If I were to name just one industry change imperative for Malaysia’s property landscape, it would be this: an urgent and comprehensive review of the Strata Management Act 2013 (SMA 2013).
Strata living in Malaysia has skyrocketed, evolving rapidly into the dominant housing model in our urban centres. With that growth comes a new and complex set of property management challenges — governance, cost allocation, mixed-use tensions and dispute resolution. Our law, unfortunately, has not evolved at the same pace.
As a result, SMA 2013 is under strain — it lacks clarity. More importantly, it requires structural reform, a shift from a largely compliance-based framework to one centred on effective governance for a fast-changing real estate landscape.
This urgency is compounded by the government’s push for affordable housing, which is almost entirely stratified for cost reasons. More strata schemes mean more management bodies, more potential disputes and greater reliance on a law that is increasingly showing its weaknesses.
Law falling behind a fast-changing lifestyle
What is sorely missing from SMA 2013 are clear, prescribed responses to practical, real-world issues arising from modern strata living — a lifestyle that is no longer optional but firmly here to stay.
The problem is worsened by the increasing creativity of developers in design, layout and space utilisation. While innovation is welcome, the governance and maintenance implications of such creativity are often not adequately captured by existing laws, leaving owners, joint management bodies (JMBs) and management corporations (MCs) to navigate legal grey areas.
Calls for an overhaul of SMA 2013 are not new. As early as 2019, the government acknowledged the need for a revamp. A focus committee was formed, working papers prepared — yet, six years on, the industry is still waiting. The amendments have yet to see the light of day.
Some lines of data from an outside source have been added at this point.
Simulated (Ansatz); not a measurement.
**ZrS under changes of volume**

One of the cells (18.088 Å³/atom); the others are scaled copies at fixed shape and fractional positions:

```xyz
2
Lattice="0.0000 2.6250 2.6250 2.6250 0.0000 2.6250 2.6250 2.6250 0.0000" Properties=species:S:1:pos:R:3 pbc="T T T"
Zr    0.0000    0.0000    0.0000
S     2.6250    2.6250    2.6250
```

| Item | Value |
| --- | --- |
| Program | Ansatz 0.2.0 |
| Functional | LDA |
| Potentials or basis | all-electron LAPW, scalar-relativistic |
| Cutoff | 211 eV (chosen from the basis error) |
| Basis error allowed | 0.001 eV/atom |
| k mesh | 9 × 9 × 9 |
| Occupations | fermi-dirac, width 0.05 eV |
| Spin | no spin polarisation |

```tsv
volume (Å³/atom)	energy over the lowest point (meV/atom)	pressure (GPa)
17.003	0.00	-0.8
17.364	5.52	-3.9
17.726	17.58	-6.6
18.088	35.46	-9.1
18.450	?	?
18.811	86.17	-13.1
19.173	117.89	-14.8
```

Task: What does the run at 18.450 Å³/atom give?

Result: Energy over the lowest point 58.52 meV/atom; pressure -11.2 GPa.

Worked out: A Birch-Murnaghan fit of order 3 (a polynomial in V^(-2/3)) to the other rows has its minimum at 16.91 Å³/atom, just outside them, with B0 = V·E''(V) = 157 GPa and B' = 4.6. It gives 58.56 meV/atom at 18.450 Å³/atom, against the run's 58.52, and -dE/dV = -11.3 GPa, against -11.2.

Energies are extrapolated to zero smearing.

Those working and discussion papers would have crossed the desks of at least two former housing and local government ministers — Zuraida Kamaruddin and Reezal Merican Naina Merican — before landing on that of the current minister, Nga Kor Ming.
In late 2024, Nga reportedly told parliament that the proposed amendments would include:
• A review of the roles and empowerment of JMBs and MCs;
• Addressing overlapping provisions between SMA 2013 and other laws; and
• Clarifying the roles and enforcement powers of the Commissioner of Buildings (COB).
All necessary. All overdue. The question remains: How much longer?
Why SMA 2013 matters and why it is not enough
By way of background, SMA 2013 technically replaced the Building and Common Property (Maintenance and Management) Act 2007 (Act 663). It was enacted in 2013, but only came into force in June 2015. SMA 2013’s scope is broad. It regulates, among others:
• Management of stratified buildings before and after strata titles are issued;
• Powers and duties of JMBs, MCs and subsidiary MCs;
• Collection of maintenance charges and sinking funds;
• Conducting of annual and extraordinary general meetings (AGMs/EGMs), voting, by-laws and enforcement;
• Dispute resolution via the Strata Management Tribunal; and
• Oversight by the COB.
In short, SMA 2013 was intended to unify and professionalise strata management, replacing a fragmented legal regime. It introduced improvements such as allowing action to be taken against both landlords and tenants, and streamlining the issuance of strata titles.
Yet, even when it came into force in 2015, industry practitioners could already identify glaring gaps. The Act was behind the curve, struggling to cope with increasingly complex strata schemes and popular mixed-use developments.
Complicating matters further, SMA 2013 does not operate in isolation. It is deeply intertwined with laws governing planning approvals, building regulations, sales, construction, subdivision and strata titling. Overlapping provisions and enforcement misalignment are likely key reasons why amendments have stalled, but that cannot excuse prolonged inaction.
The onus lies squarely with the Ministry of Housing and Local Government to carry the process through.
The cost of delay: Conflicting decisions, growing disputes
An under-equipped SMA 2013 has real consequences. As strata schemes proliferate, management knowledge has not kept pace, resulting in disputes, disharmony and more cases landing in court to fill gaps that should have been resolved legislatively.
In November last year, the Federal Court unanimously dismissed an application by the MC of Phileo Damansara 1 to impose different maintenance rates, affirming earlier High Court and Court of Appeal rulings. Yet just last month, the High Court ruled that a JMB may impose different maintenance charges in a mixed-use development such as Icon City in Petaling Jaya, based on exclusive use of certain identified common property.
What the SMA 2013 review must deliver
To be meaningful, the review of SMA 2013 must be comprehensive and industry-informed. At a minimum, it must:
• Clarify and modernise definitions, particularly for mixed-use developments;
• Identify and create limited common property prior to the incorporation of the MC or earlier — before the project is sold, just as in the case of share unit allocation;
• Review share unit allocation formulas and weightage systems that directly affect maintenance charges and sinking funds;
• Legitimise and regulate online and hybrid AGMs/EGMs, with proper safeguards;
• Reduce disputes by providing clear resolution pathways when by-laws are contested;
• Enhance the jurisdiction and effectiveness of the Strata Management Tribunal; and
• Clearly define maintenance responsibilities and usage rights for shared and limited common property.
Fix it — and fast
Malaysia’s Strata Management Act 2013 needs fixing and fast. The law lags the market, placing immense strain on owners, managers and the courts alike.
The question now is whether Nga will be the minister who finally sees the amendments through.
For the millions of Malaysians living in strata-titled properties, the answer cannot come soon enough. That’s the Real Deal!